Goldring also suggests that Huldai lacks the understanding and genuine will to provide affordable housing solutions. According to A City for All, close to 11,000 luxury apartments have been built in Tel Aviv over the last few years, while not a single affordable or public housing project has been constructed.

Recently, A City for All released its own affordable housing plan, called “Housing for All.” The press conference was held in an abandoned apartment building on Bialik Street, in the center of the city. The building – which, according to Goldring, has stood empty for the past 27 years – is owned by the city, and plans have approved it for 40 housing units. As Goldring points out, this building and hundreds of others like it are proof of a lack of will to provide affordable apartments in the city.

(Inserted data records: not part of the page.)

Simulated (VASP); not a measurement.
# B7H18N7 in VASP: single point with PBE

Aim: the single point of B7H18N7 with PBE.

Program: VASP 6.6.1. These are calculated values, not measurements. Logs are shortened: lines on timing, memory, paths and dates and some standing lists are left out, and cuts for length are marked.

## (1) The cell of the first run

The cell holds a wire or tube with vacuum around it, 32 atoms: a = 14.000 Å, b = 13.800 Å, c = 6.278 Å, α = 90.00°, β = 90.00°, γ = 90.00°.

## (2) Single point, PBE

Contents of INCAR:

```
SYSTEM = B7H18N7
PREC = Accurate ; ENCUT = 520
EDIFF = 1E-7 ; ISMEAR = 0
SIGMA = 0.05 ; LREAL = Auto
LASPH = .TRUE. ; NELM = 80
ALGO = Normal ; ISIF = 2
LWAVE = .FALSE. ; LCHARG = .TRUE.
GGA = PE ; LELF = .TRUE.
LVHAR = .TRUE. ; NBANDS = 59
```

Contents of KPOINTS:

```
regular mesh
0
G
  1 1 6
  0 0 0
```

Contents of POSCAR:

“Housing for All” proposes a multi-pronged approach to the problem, including building new public housing units for low-income families, providing incentives for developers to build rent-controlled apartments, halting all forced evictions until an agreed-upon solution can be found, creation of a municipal commission for renters’ rights and granting fast-track approval and financial incentives for development of empty buildings. The party also proposes a mix of apartment sizes, building more walkable neighborhoods (where use of a car is unnecessary to fulfill daily needs) and lobbying the Knesset to decentralize power over housing policy.

Meanwhile, as the argument over affordable housing heats up, the housing market might actually be cooling down. The local business press reports declining demand and falling prices in some segments of Tel Aviv’s housing market, and experts are advising apartment hunters to wait until after the holidays to look for a new place.

And with the recent meltdown on Wall Street and the expected global economic crisis, the future of Tel Aviv’s housing market is anyone’s guess.

**********

While Tel Aviv considers its options, two researchers from the Technion’s Center for Urban and Regional Studies are researching how affordable housing policies could be enacted in the rest of the country. Dr. Emily Silverman and Prof. Rachelle Alterman, who holds the David Azrieli Chair in Architecture/Town Planning at the Technion, are currently in the initial stages of drawing up recommendations for the Interior Ministry regarding local tools for providing affordable housing.

“Ironically,” Alterman tells Metro, “Israel used to have a housing program that was world-renowned. We succeeded in housing a population almost entirely made up of new immigrants and achieving relatively high rates of apartment ownership, around 70 percent of the population. Since the 1950s, Israel has managed to make housing available to almost the entire population. Over the past few years, however, the central government has closed most of these programs.”

According to Alterman, a lawyer and urban planner, herein lies the paradox of affordable housing in Israel – the government has removed itself from the arena, but it has not yet created room for local governments to fill the void.

“National housing policy is in dire straits. Since the early 1990s, the Israel Lands Administration [which manages over 90% of the country's land] stopped giving the Housing and Construction Ministry land in high-demand areas. As a result of this, the Housing Ministry is now relegated to supplying housing in peripheral areas where the land is cheap anyhow and there is no lack of affordable housing. So the [ministry] can’t use its knowledge to create good affordable housing, and the Israel Lands Administration, instead of serving a social purpose, sells public land off to the highest bidder.”

Alterman explains that “Israel has never had a tradition of municipal housing programs.” Unlike American and some European cities, she says, Israeli local authorities have few financial resources and are very constrained in terms of legal powers. Since the law does not allow them to impose new taxes, they have to be very “creative.” Aside from regulating land uses, local governments have never really been engaged in housing policy. Their job has mainly been to implement the central government’s policies, she says.

“So … local governments need to invent a role for themselves, using only the tools that they have. These are the facts of life. Regulating land use gives local authorities the power to negotiate agreements with developers, for example. Tel Aviv has the power to tell a developer who wants to build in the city that he must set aside a certain portion of his project for affordable housing.”

Alterman and Silverman are currently researching models of affordable housing policy in other countries. In the next stage of their research, they will assess the applicability and transferability of these models to the Israeli context.

Regarding Tel Aviv’s affordable housing program, Alterman notes that every city’s housing market is unique at a given point in time. While Tel Aviv is something of an exceptional case, its experience with affordable housing will serve the researchers as a “pre-feasibility study” with respect to applying their recommendations in the rest of the country.